June 23, 2019
By Leo Dorrendorf

Linux Kernel Isolation Features

With guest writer Donald Tevault


This article is the third in the series of articles on isolation and integrity techniques, which we outlined in a previous blog entry. The series as a whole focuses on embedded Linux and Internet of Things (IoT) devices, and describes the security techniques we can use to isolate the services and applications running on them, so that attackers who take over a network-facing service do not end up compromising the entire device.

In this article, we will cover several methods based on the features of the Linux kernel. These include control groups (cgroups), namespace isolation, the kernel "capabilities" feature, and seccomp. These tools provide us with the basic means to limit the system resources a process can access and restrict the amount of each resource that it can consume, enforcing the "least privilege" principle. This should enable a device vendor or a system administrator to isolate selected server processes, services or daemons, and contain any damage caused by an attacker who gains a foothold in one of them. Used separately, all the features described in this article are low-level and require great care in deployment; we will look into easier ways to configure and deploy them in combination, through jail packages, in the next article.

Namespace Isolation

Namespaces are a security feature that’s built into the Linux kernel. The cool thing about them is that they allow a process to use a specific set of computer resources, which are completely segregated from the resources that another process would use. In total, there are seven different kinds of namespaces, with the first one having been introduced with kernel version 2.4.19 way back in 2002. Having the concept of namespaces is very handy for when you need to serve multiple customers from one physical server. Most importantly, processes running under a restricted account can receive unlimited capabilities inside their namespace; you can effectively convince services that they are running with root privileges, while actually isolating them from the rest of your environment. Processes can also get their set own network interfaces and mount points. All these are central features for isolation and containerization.
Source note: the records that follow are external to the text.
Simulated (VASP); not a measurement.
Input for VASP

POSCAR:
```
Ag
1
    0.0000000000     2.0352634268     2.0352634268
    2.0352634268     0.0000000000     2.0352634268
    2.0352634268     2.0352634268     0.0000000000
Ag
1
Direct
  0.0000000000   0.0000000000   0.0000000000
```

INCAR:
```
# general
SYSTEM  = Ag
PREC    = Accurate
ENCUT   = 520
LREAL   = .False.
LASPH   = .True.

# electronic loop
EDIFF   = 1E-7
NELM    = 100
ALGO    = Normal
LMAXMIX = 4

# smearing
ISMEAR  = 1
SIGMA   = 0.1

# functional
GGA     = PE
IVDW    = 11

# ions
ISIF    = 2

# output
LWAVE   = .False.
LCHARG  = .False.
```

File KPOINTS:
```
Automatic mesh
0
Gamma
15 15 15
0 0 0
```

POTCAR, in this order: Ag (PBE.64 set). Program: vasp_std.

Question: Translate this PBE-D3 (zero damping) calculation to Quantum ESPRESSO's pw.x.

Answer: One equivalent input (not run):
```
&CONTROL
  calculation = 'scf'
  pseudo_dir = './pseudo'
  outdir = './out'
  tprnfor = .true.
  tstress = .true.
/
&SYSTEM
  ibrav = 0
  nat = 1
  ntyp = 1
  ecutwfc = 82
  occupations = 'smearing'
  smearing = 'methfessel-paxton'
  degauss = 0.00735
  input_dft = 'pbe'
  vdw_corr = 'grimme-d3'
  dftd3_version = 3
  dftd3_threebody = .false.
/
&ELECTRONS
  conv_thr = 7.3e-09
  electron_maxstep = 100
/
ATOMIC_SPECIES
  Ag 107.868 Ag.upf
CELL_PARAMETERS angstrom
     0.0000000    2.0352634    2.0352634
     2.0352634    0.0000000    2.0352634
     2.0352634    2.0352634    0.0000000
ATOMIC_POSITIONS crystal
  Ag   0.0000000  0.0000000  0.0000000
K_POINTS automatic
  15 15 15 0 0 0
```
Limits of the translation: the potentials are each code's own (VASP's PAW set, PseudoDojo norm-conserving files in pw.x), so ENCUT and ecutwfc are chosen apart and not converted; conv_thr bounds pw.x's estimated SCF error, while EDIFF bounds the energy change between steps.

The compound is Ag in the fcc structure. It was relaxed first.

The seven kinds of namespaces are as follows:

  • Mount (mnt) - This was the first namespace to be created, back in kernel version 2.4.19. In a nutshell, you can use this namespace to create a root filesystem that only one process can see. So, if you have files and directories that you only want for one process to see, you can create a mount namespace. But if you want to, you can share a mount namespace with other processes.
  • UTS (uts) - This namespace allows each process to have its own specific hostname and domain name.
  • Process ID (pid) - This allows each running process to have its own unique set of Process ID numbers, with the first process in each namespace as number 1 (a special PID normally reserved for init). A parent process can see its child processes in any namespace, and since PID namespaces are nested, the top-level namespace is able to see the PIDs for all child PID namespaces. However, a child PID namespace can’t see the PIDs for any sibling or parent PID namespace.
  • Network (net) - This allows you to create an entire virtual network stack for each process. Each network namespace that you create can have its own set of virtual network adapters, its own range of private IP addresses, its own routing table, and its own firewall.
  • Interprocess Communication (ipc) - This namespace separates processes with respect to SysV IPC APIs. Processes in different IPC namespaces cannot talk with each other using SysV IPCs, or create a memory space to share with other processes.
  • Control Group (cgroup) - This namespace conceals the identity of the cgroup of which a process is a member.
  • User (user) - A user namespace allows a user to have different levels of privileges with different processes. For example, you can allow one user to have administrative privileges for one process, but not for others.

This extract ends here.